The aim is to analyze and construct a data mining project using public Reddit comments from May 2015.The dataset can be found here.
The task is to study the dataset and prepare a proposal of what knowledge you plan to extract from this dataset using a data-minng technique. The proposal must then be implemented along with a report of the analysis, techniques, methodology, evaluation and results.
The approach here is to find communities within and across subreddits.

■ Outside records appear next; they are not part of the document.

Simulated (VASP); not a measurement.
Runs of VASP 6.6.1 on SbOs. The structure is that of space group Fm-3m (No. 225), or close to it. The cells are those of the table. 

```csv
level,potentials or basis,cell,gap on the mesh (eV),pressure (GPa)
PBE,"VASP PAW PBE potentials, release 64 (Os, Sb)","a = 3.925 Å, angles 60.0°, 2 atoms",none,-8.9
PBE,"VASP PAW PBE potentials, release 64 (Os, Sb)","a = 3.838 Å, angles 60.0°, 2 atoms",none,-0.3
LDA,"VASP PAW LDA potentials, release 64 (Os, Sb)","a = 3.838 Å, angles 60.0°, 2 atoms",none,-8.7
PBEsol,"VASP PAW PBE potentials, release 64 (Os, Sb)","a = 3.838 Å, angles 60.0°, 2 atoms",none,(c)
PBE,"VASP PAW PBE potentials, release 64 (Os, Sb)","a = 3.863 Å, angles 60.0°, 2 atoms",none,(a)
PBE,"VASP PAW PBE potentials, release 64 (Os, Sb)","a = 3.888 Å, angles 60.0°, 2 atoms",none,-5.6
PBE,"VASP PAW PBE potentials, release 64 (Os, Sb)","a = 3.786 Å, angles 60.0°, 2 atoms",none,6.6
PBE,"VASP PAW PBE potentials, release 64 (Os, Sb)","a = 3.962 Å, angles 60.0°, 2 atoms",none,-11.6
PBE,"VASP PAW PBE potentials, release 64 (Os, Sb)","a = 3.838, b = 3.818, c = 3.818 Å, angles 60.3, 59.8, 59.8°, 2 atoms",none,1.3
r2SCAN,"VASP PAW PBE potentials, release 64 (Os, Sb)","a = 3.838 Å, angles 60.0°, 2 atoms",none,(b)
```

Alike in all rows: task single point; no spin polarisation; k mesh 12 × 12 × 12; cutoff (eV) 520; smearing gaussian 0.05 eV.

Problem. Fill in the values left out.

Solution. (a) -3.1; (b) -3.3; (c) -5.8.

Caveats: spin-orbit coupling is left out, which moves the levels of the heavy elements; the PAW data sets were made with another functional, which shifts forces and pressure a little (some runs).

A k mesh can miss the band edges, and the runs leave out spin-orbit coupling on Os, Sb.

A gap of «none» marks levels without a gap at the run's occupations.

You will first need to do the following
git clone https://github.com/JherezTaylor/Datamining-Reddit.git
Download the dataset from the link above
Create a folder redditComm/subreddit_dumps and move database.sqlite there
Create a folder redditComm/subreddit_dumps/json
To extract and convert the entire dataset to a castra file
You will need to do the following. Warning This will generation 20+GB of files to redditComm/subreddit_dumps/json Each file is a json object of an entire subreddit. It is hacky but it is necessary to first extract the entire sqlite db, merge the subreddits into one file then convert it to a castra. The reason for this is that the db can't fit in memory (unless you have 30GB of ram lying around) and so it's not possible to extract it all in one query. It's implemented using the multiprocessing module from python.
Now, the query will hang at 36,025 out of 50,138 subreddits. Not sure exactly why this happens but the entire process takes a few hours before it hangs, always at the same subreddit 'zzzz' and the same number of files, 36,025. So guess what? More hacky workarounds. The script accepts the list of subreddits as an argument, just the name of the file without the extension. On the first run call the script from redditComm/utils
python extract_fulldb.py subreddit_list
Go drink some coffee and read a book. When the script hangs, close the terminal and then from the same folder as before run:
python salvage_extract.py
This will look in the folder where we are dumping the subreddits, check the contents and compares it the master list of subreddits to see what's missing. It generates a new json list for us to continue from. Now go and run the extract again, this time passing the newly generated file as the argument. Both these files are in the repo so you don't need to run the salvage module but it's there redditComm/utils if you need it.
python extract_fulldb.py unprocessed_list
Update It fails a few times, there might be an issue with the multiprocessing pool running into some overhead somewhere. Run extract again if it fails and repeat the process above.
You can delete the files in redditComm/subreddit_dumps/json and the merged json file when the script completes.
If you want to extract a given subreddit for use elsewhere then from within the redditComm/utils do
python extract_subreddit.py subreddit_name output_format
Currently the argument accepts json or pickle and any subreddit can be extracted. Output goes to
redditComm/subreddit_dumps
Example
python extract_subreddit.py nba json
You need to be under Linux to run this, you can do it in Windows but setting up the required packages won't be covered here.
You should have python pip already installed. Create a virtual environment by opening a terminal and doing
pip install virtualenv
cd redditComm
virtualenv venv
To begin using the virtual environment, it needs to be activated
source venv/bin/activate
Before you install requirements.txt you may need to do
sudo apt-get install libpng-dev libfreetype6-dev graphviz libhdf5-dev libatlas-base-dev gfortran
Then
cd .. *up to the root folder of the repo*
pip install -r requirements.txt
You may need to do pip install dask[complete]
Okay so we should be good to go. Create your scripts and add them to redditComm/modules. Follow the structure of the existing files. Import modules to run.py, create a method and load a function of your module there. Call the created method to run at start.
Run with
python run.py